A little bit of rain didn't bother the X-Pro1, but did offer some nice scenes to photograph. When shooting on the streets in large cities, I find crosswalks and street corners offer plenty of opportunities. 1/125, f5.6 at ISO 640.
Since there has already been so much written about the X-Pro1, and it really is similar in functionality to the X100S, I decided to skip most of the technical details about this camera and concentrate more on how I set up and used this camera during a week of street photography in New York City. But don't worry, I will still point out the differences to the X100S as they come up.

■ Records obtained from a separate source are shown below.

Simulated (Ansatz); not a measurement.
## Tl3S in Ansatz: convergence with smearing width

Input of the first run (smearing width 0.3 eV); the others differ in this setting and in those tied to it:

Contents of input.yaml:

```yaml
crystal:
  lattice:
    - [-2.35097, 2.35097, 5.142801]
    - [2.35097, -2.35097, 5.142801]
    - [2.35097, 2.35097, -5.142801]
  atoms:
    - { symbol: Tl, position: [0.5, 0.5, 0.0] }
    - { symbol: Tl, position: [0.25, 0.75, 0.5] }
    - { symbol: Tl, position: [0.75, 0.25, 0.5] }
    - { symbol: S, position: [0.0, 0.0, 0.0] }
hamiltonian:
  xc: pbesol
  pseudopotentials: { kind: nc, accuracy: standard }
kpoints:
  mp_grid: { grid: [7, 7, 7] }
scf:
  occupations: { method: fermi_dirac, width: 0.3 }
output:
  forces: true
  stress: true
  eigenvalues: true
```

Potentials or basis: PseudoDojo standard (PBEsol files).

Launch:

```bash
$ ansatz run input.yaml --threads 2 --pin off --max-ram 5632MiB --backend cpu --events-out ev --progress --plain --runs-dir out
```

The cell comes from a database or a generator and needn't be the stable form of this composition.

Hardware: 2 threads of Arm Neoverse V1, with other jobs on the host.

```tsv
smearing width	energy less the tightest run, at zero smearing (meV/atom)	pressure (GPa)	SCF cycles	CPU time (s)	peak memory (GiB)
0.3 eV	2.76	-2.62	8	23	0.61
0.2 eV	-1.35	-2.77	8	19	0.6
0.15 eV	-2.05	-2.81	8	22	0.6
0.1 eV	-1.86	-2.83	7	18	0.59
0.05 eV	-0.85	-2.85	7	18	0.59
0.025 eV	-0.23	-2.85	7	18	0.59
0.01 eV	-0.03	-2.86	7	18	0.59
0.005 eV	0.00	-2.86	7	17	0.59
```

Of course there is one major difference between the X-Pro1 and the X100S, interchangeable X mount lenses. In 2012 Fuji originally offered three lenses; a 60mm (91mm) f2.4 macro, 18mm (27mm) f2 and the aforementioned 35mm. As of this posting, there are now at least nine additional lenses, including zooms and offerings from other manufacturers, including Carl Zeiss. It never bothered me that the X100S was a fixed 35mm equivalent, since you work with what you have, but perhaps on a few occasions it would have been nice to have options. That said, I only had the 53mm lens available to me during the trial period, so I made that work and admit I enjoyed the change.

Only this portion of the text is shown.